I have always gardened in bare feet in the warmer months, ever since I began this relationship with soil and bugs, sun and water, herbs and trees. They call it grounding, these days, a label good for Instagram posts and the self-care instructions laid out in fonts and photographs that drive the internet. I never had a word for it, just a sensation – that the diaphragm of my plantar fascae makes first contact with the earth, only a delicate skin between blood and lymph and the life of the earth beneath, the tickle of bugs and grass, wet dew. The sweet pain when a twig scratches, the kiss of damp soil, the sharpness of gravel and warmth of sun warmed garden beds. Deep connections to natural cycles.
In my most stressful times the garden is a balm. When life makes it’s demands it feels like everything is closing in on you, noisy chaos. Too much sensation. I don’t do well with too much sensation – it rattles me. I can’t bear the radio and the T.V on at the same time, clashing calender appointments, questions and queries from too many people. It’s like a tangled ball of string – I don’t have the patience to unwind it and re-ravel it, but would rather discard it. Being in the garden allows that – the noise of the world gives way to something else, more in tune with the rhythms of my body than the discordancy out in the world.
The yin and yang of nettles: they sting like crazy, but are important blood tonics. The garden contains the balance of all things.
There’s something in the tending of things that gives life a purpose. From a larger garden to a container of herbs on a windowsill, growing things has a reason – perhaps a kind of pleasure in the fact that life can depend on you as much as you on it – a symbiosis of sorts. The spray of water, the purpose of companion planting, the careful sowing and harvest, the care of the soil. It’s a beautiful relationship and one that never hurts.
Epicormic growth from a sawn eucalypt branch - even from damage, comes growth. Even from trauma, growth occurs.
And then there is the moment to moment living of life, when you are so finally atuned to the task at hand, the digging and the weeding, the planting and the pruning, the making and the pruning, that each breath and body movement slips into a rhythm, a trance, and the space between the thoughts is bigger, wider, less cluttered. The breath that comes slows the heart rate, deeper exhalations calming the sympathetic nervous system.

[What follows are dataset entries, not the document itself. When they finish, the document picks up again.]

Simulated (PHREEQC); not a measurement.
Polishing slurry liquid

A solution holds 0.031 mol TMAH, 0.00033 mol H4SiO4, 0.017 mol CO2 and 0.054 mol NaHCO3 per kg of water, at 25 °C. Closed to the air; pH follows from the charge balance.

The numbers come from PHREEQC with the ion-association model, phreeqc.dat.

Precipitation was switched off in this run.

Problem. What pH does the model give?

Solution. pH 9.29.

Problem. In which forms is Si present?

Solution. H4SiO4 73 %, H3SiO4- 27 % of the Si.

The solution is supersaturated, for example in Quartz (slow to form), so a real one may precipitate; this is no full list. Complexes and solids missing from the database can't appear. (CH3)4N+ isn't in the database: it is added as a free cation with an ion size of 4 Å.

I’ve never got anxious in the garden. Never worried. Everything just is what is is – so deeply of itself and truly honestly itself that I don’t have to second guess it or query it’s motives or defend myself. The worm twists in the palm of my hand and I place it back in the soil and it is gone. The chickens take the thrown bug and chase each other under the elder trees for it and I’m forgotten – just another breathing creature under the skirts of the sky.
Gardening for mental health? You betcha. Get out under that sky and breath, my beautiful tribes, your feet on the earth and the breeze on your skin. You are one with all that is.
How do you creatively support your mental health?
Do you take solace and pleasure in your garden, in nature, in the cycles of the whirling Earth?